I assume you want to price a derivative product that pays $\int_0^T\ln S_tdt$ at maturity time $T$, from time $t=0$. I'll ignore generalization to time $t$ because it is trivial (split the integral in two, before and after $t$ as you did).
The first trick it to do an integration by part on $\ln S_t dt$:
$d(t\ln S_t) = \ln S_t dt + \frac{t}{S_t}dS_t + \frac{t}{2S_t^2} \sigma_t^2 S_t^2 dt$
Now let's integrate both sides between $0$ and $T$ and rearrange:
$\int_0^T \ln S_t dt = \int_0^T d(t\ln S_t) - \int_0^T \frac{t}{S_t}dS_t - \int_0^T \frac{t}{2} \sigma_t^2 dt = T \ln S_T - \int_0^T \frac{t}{S_t}dS_t - \int_0^T \frac{t}{2} \sigma_t^2 dt$
So your payoff $\int_0^T \ln S_t dt$ equals three terms:
- $T \ln S_T$: $T$-times the log-contract, which is statically replicable.
- $\int_0^T -\frac{t}{S_t}dS_t$: a dynamic delta-hedging strategy (to short a quantity $\frac{t}{S_t}$ of stock at any time $t$).
- $\int_0^T -\frac{t}{2} \sigma_t^2 dt$ a third dynamic term that is a function of $S_t$'s total variance.
We price the derivative that pays $\int_0^T \ln S_t dt$ at time $T$, so you know by heart that its price is the discounted expectation under the risk-neutral measure:
$Price_0 = e^{-rT}\mathbb{E}^\mathbb{Q}( \int_0^T \ln S_t dt ) = e^{-rT}\mathbb{E}^\mathbb{Q}( T \ln S_T ) - e^{-rT}\mathbb{E}^\mathbb{Q}( \int_0^T \frac{t}{S_t}dS_t ) - e^{-rT}\mathbb{E}^\mathbb{Q}( \int_0^T \frac{t}{2} \sigma_t^2 dt )$
The two first terms are straightforward.
- $e^{-rT}\mathbb{E}^\mathbb{Q}( T \ln S_T )$ is the price off $T$ times log-contract.
- $e^{-rT}\mathbb{E}^\mathbb{Q}( \int_0^T -\frac{t}{S_t}dS_t )$ is the present value of the expected financing cost of the dynamic delta-hedging. Note that here, delta is negative (you short the stock) so financing is a benefit: you are paid interest to be short the stock.
The tricky part here is the third term: how are you going to hedge this integral of $\sigma_t^2$?
- In basic Black-Scholes framework, you have $\sigma_t = \sigma$, so
$\int_0^T \frac{-t}{2} \sigma_t^2 dt = -\frac{\sigma^2}{2} \int_0^T tdt = -\frac{T^2\sigma^2}{4}$
Nothing to hedge dynamically; it just makes the derivative cheaper by $e^{-rT}\frac{T^2\sigma^2}{4}$ (it is just some deterministic cash amount you remove from the rest of the replication strategy).

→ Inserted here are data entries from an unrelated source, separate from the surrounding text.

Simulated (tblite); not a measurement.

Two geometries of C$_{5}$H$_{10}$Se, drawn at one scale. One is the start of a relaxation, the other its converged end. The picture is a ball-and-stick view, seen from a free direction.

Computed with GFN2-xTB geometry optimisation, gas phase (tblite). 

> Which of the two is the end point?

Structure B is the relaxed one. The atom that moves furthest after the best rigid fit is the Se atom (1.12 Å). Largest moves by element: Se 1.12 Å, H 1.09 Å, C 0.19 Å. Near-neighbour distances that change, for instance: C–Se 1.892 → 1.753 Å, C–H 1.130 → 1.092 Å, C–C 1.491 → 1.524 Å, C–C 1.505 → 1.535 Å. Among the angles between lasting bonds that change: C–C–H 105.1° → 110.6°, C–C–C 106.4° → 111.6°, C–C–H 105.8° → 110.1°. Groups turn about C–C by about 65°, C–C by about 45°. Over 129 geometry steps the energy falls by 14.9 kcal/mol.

If $\sigma_t = \sigma (t,S_t)$, i.e. $\sigma$ is a local volatility function, it becomes tricky. You would need to dynamically hedge that variance integral $\int_0^T -\frac{t}{2} \sigma_t^2 dt$, because it has some delta risk as well (it depends on $S_t$!). Maths become nasty because you have some recursivity there (hedging the variance integral will require a dynamic hedging strategy, likely to involve a variance integral as well, that would need to be delta-hedged..). In practice, all it means is that you would have to adjust your delta hedging $\int_0^T \frac{-t}{S_t}dS_t$ to account for the fact that volatility is not constant with time and spot! (different model, different delta)
If volatility is stochastic and has its own source of risk, then simple delta-hedging is not enough. You need something else to hedge that variance risk (the variance integral). Note that the integral ($\int_0^T \frac{-t}{2} \sigma_t^2 dt$) is similar to the payoff of a variance swap ($\int_0^T \sigma_t^2 dt$), but not exactly, as it has some time weighting. So there is probably some dynamic hedging through options to be done there.